Training - ChemAgent

Overview

The LlaSMol training script uses LoRA (Low-Rank Adaptation) to efficiently fine-tune large language models on chemistry tasks. It supports distributed training, Weights & Biases integration, and custom data collation.

Running Training

Basic Command

python finetune.py \
  --base_model="mistralai/Mistral-7B-v0.1" \
  --data_path="osunlp/SMolInstruct" \
  --output_dir="./checkpoints/llasmol" \
  --batch_size=512 \
  --micro_batch_size=4 \
  --num_epochs=3 \
  --learning_rate=1e-4

Distributed Training

torchrun --nproc_per_node=4 finetune.py \
  --base_model="mistralai/Mistral-7B-v0.1" \
  --data_path="osunlp/SMolInstruct" \
  --output_dir="./checkpoints/llasmol" \
  --batch_size=512 \
  --micro_batch_size=4

Training Parameters

Model & Data

base_model

string

required

The base model to fine-tune. Supported models:

mistralai/Mistral-7B-v0.1
facebook/galactica-6.7b
meta-llama/Llama-2-7b-hf
codellama/CodeLlama-7b-hf

data_path

string

required

Path to the training dataset (Hugging Face dataset path or local path).

output_dir

string

default:"checkpoint"

Directory where model checkpoints will be saved.

train_split

string

default:"train"

Name of the training split in the dataset.

dev_split

string

default:"validation"

Name of the validation split in the dataset.

tasks

list[string]

default:"None"

Specific tasks to train on. If None, trains on all tasks in the dataset.

Training Hyperparameters

batch_size

int

default:"512"

Total batch size across all devices (effective batch size).

micro_batch_size

int

default:"4"

Batch size per device. Gradient accumulation steps are calculated as batch_size / micro_batch_size.

num_epochs

int

default:"3"

Number of training epochs.

learning_rate

float

default:"1e-4"

Learning rate for the optimizer.

cutoff_len

int

default:"512"

Maximum sequence length. Longer sequences will be truncated.

optim

string

default:"adamw_bnb_8bit"

Optimizer to use. Options include:

adamw_bnb_8bit: 8-bit AdamW (memory efficient)
adamw_torch: Standard PyTorch AdamW
Other HuggingFace-supported optimizers

lr_scheduler

string

default:"cosine"

Learning rate scheduler type. Options: cosine, linear, constant, etc.

warmup_steps

int

default:"1000"

Number of warmup steps for the learning rate scheduler.

use_val_set

bool

default:"True"

Whether to use a validation set for evaluation during training.

train_on_inputs

bool

default:"True"

If False, masks out inputs in the loss calculation (only compute loss on outputs).

group_by_length

bool

default:"False"

Whether to group training samples by length. Can speed up training but may produce odd loss curves.

LoRA Hyperparameters

lora_r

int

default:"16"

LoRA rank (dimensionality of the low-rank matrices).

lora_alpha

int

default:"16"

LoRA scaling parameter.

lora_dropout

float

default:"0.05"

Dropout probability for LoRA layers.

lora_target_modules

list[string]

Model modules to apply LoRA to. Common options:

Query/Key/Value projections: q_proj, k_proj, v_proj, o_proj
MLP layers: gate_proj, down_proj, up_proj
Embeddings: wte

modules_to_save

list[string]

default:"[]"

Additional modules to save (not using LoRA). Useful for saving embeddings or classification heads.
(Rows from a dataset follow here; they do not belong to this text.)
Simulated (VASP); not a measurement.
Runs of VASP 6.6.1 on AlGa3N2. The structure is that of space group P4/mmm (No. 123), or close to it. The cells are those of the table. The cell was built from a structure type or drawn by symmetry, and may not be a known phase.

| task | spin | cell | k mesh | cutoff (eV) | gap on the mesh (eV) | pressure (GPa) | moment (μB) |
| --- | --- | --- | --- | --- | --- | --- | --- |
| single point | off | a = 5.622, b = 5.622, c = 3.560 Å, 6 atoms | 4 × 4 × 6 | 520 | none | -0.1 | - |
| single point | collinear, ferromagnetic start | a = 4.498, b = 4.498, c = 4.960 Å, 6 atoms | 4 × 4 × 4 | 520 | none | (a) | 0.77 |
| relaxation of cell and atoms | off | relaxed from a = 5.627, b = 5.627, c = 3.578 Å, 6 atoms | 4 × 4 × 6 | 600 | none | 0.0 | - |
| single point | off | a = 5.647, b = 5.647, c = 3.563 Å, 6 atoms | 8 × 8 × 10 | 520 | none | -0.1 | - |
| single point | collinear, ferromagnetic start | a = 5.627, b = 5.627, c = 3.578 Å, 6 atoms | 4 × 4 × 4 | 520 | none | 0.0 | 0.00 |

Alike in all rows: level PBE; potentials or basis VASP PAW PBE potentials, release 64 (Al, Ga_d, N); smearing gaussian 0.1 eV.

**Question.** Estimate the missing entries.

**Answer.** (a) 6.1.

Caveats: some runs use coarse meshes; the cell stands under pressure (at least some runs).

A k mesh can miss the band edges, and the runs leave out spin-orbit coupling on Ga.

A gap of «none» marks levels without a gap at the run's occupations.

Weights & Biases Integration

wandb_project

string

default:""

Weights & Biases project name for logging.

wandb_run_name

string

default:""

Name for this specific W&B run.

wandb_watch

string

default:""

W&B watch mode. Options: false, gradients, all.

wandb_log_model

string

default:""

Whether to log model checkpoints to W&B. Options: false, true.

Checkpointing

resume_from_checkpoint

string

default:"None"

Path to a checkpoint to resume training from.

logging_steps

int

default:"10"

Log metrics every N steps.

save_steps

int

default:"200"

Save checkpoint every N steps.

eval_steps

int

default:"200"

Run evaluation every N steps (if validation set is enabled).

save_total_limit

int

default:"None"

Maximum number of checkpoints to keep. Older checkpoints are deleted.

Precision & Device

precision

string

default:"bf16"

Training precision. Currently only bf16 (bfloat16) is tested and supported.

use_int8

bool

default:"False"

Whether to load the model in 8-bit mode (requires bitsandbytes).

Training Function

from finetune import train

train(
    base_model="mistralai/Mistral-7B-v0.1",
    data_path="osunlp/SMolInstruct",
    output_dir="./checkpoints/llasmol",
    batch_size=512,
    micro_batch_size=4,
    num_epochs=3,
    learning_rate=1e-4,
    lora_r=16,
    lora_alpha=16,
    wandb_project="llasmol-training",
    wandb_run_name="mistral-7b-chemistry"
)

LoRA Fine-Tuning

LlaSMol uses Parameter-Efficient Fine-Tuning (PEFT) with LoRA to reduce memory requirements:

Low-Rank Adaptation: Instead of fine-tuning all model parameters, LoRA adds trainable low-rank matrices to attention layers
Memory Efficient: Typically requires 3-4x less GPU memory than full fine-tuning
Fast Training: Fewer parameters to update means faster training iterations
Modular: LoRA adapters can be easily swapped or combined

LoRA Configuration

The LoRA configuration is defined using PEFT’s LoraConfig:

from peft import LoraConfig

config = LoraConfig(
    r=16,                    # Rank of LoRA matrices
    lora_alpha=16,           # Scaling factor
    target_modules=[         # Modules to apply LoRA to
        "q_proj", "k_proj", "v_proj", "o_proj",
        "gate_proj", "down_proj", "up_proj"
    ],
    lora_dropout=0.05,       # Dropout for regularization
    bias="none",             # Don't train bias parameters
    task_type="CAUSAL_LM"    # Causal language modeling
)

Custom Training Components

CustomTrainer

The training script uses a CustomTrainer class (defined in trainer.py) that extends HuggingFace’s Trainer with:

Core Loss Tracking: Tracks loss on “core” tokens (important chemical entities)
Core Mask Support: Uses core_mask to weight loss on specific tokens
Custom Data Collation: Handles chemistry-specific data formatting

Data Processing

The generate_and_tokenize_prompt() function:

Generates chat-formatted prompts from input/output pairs
Tokenizes with truncation to cutoff_len
Optionally masks input tokens (when train_on_inputs=False)
Generates core masks for important chemical tokens

def generate_and_tokenize_prompt(data_point, add_core_mask=True):
    input_text = data_point['input']
    output_text = data_point['output']
    
    # Create chat format
    chat = generate_chat(input_text, output_text)
    full_prompt = prompter.generate_prompt(chat)
    
    # Tokenize
    tokenized = tokenize(full_prompt)
    
    # Mask inputs if specified
    if not train_on_inputs:
        user_prompt_len = len(tokenize(input_only_prompt))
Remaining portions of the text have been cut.